It has a rough, cobbled-together look that seems appropriate for a Carson Street basement.
But don’t overlook the cask ale system that feeds the four hand pumps behind the bar at Piper’s Pub. It’s responsible for what is often the best-tasting beer in the city.
The original iteration of the system was installed in 2008, as owner Drew Topping sought more authenticity for his South Side Scottish pub. It’s grown to be able to handle as many as four casks now, and those lines are almost always spoken for, as the cask program, run by cellarman Hart Johnson, continues to flourish.

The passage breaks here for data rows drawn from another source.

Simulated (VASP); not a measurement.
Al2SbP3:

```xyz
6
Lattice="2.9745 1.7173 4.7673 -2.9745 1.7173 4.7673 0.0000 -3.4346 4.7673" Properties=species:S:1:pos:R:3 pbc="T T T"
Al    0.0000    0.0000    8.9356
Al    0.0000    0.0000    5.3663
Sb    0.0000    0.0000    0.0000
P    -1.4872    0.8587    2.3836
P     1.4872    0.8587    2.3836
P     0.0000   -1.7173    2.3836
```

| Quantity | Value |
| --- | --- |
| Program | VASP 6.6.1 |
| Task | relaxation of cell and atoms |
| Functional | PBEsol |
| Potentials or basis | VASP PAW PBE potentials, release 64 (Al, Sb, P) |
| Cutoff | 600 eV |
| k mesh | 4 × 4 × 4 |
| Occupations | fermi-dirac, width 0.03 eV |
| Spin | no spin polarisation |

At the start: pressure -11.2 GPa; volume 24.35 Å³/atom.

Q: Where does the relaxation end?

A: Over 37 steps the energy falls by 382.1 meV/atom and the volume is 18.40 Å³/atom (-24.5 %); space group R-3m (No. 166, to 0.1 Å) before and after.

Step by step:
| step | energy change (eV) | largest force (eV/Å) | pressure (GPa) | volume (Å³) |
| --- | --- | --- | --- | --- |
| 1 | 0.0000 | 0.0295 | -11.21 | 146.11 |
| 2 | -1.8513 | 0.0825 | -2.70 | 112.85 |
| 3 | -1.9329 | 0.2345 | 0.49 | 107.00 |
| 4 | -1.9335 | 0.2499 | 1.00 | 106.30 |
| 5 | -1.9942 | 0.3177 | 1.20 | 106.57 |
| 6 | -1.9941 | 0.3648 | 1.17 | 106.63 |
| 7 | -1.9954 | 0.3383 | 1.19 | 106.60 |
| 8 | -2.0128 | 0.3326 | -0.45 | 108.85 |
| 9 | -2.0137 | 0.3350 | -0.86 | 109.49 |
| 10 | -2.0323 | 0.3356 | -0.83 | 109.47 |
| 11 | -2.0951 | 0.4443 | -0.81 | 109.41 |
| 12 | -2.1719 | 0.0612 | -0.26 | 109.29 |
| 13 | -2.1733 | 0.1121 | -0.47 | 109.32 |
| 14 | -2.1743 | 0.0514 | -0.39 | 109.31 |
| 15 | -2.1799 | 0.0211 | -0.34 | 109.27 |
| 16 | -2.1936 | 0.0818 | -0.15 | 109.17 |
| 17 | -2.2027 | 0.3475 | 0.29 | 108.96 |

So what is cask ale? That’s a broad term to describe beer that’s been conditioned in the same vessel from which it’s served. That gives the beer a different kind of carbonation; instead of the fizzy mouthfeel we’re accustomed to, we get a creamy, velvety texture in its place. The most common container is a firkin, a keg that holds just shy of 11 gallons.
Also, cask ale is traditionally stored and served at cellar temperatures, somewhere between 45 and 50 degrees, so the taste of the beer isn’t masked by freezing cold. Are the beer’s malts sweet or bready? Do you taste citrus from the hops or do they lean toward a resinous, pine profile? It’s all right there, pretty much as close to the brewer’s intention as we can get.
Piper’s, at 1828 E. Carson St., doesn’t serve the only cask beer in town, but I don’t know of any place that does it with such care. And for that reputation, they often get casks that no one else can get their hands on. It’s a different beer experience, sure, but it’s worth a trip to Piper’s to give it a try.